The decision also does not resolve the question left open by Matter of R-A-M- whether and when crimes against children are “particularly serious.” In that case the Board held that possession of child pornography was “heinous” in nature and thus “particularly serious”. But the individual in Matter of M-H- was convicted in Pennsylvania for Indecent Assault and corruption of a minor. Indecent Assault requires indecent contact with the victim without their consent. If the Board can’t reach the same conclusion it reached in Matter of R-A-M- less than a year ago, we have little faith for its ability to administer this section of the statute at all in a manner that is fair or consistent.
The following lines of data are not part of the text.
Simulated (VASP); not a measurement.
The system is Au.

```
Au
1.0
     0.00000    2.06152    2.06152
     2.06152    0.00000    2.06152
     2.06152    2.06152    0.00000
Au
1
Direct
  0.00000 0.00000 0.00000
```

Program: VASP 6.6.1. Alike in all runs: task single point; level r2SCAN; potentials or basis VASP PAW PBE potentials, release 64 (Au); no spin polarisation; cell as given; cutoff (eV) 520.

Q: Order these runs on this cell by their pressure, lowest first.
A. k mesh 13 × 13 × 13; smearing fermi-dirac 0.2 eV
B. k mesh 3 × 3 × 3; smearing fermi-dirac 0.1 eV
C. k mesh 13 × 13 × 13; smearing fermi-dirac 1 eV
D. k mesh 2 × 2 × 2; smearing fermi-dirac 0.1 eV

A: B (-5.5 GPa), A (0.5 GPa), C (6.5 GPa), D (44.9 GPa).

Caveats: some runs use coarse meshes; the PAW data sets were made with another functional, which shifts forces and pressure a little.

The second half of the Board’s decision is equally specious. The credibility determination (which the IJ used to deny the respondent’s withholding of removal claim) was based on his testimony about his criminal history – and not based on any inherent unbelievability, that his “account of events is not consistent with the required elements of the crimes to which he pled guilty.” But what about his testimony about his fear of persecution in Pakistan? The Board said based on his testimony about his criminal conviction alone, it would agree with the IJ’s credibility finding. This is a stark reminder of what Judge Posner called the doctrine of “falsus in uno, falsus in omnibus” in his decision in Kadia v. Gonzales, where he said:
“The immigration judge failed to distinguish between material lies, on the one hand, and innocent mistakes, trivial inconsistencies, and harmless exaggerations, on the other hand. In effect, he applied the discredited doctrine of falsus in uno, falsus in omnibus (false in one thing, false in all things), which Wigmore called “primitive psychology,” [and] an “absolutely false maxim of life.” Anyone who has ever tried a case or presided as a judge at a trial knows that witnesses are prone to fudge, to fumble, to misspeak, to misstate, to exaggerate. If any such pratfall warranted disbelieving a witness’s entire testimony, few trials would get all the way to judgment.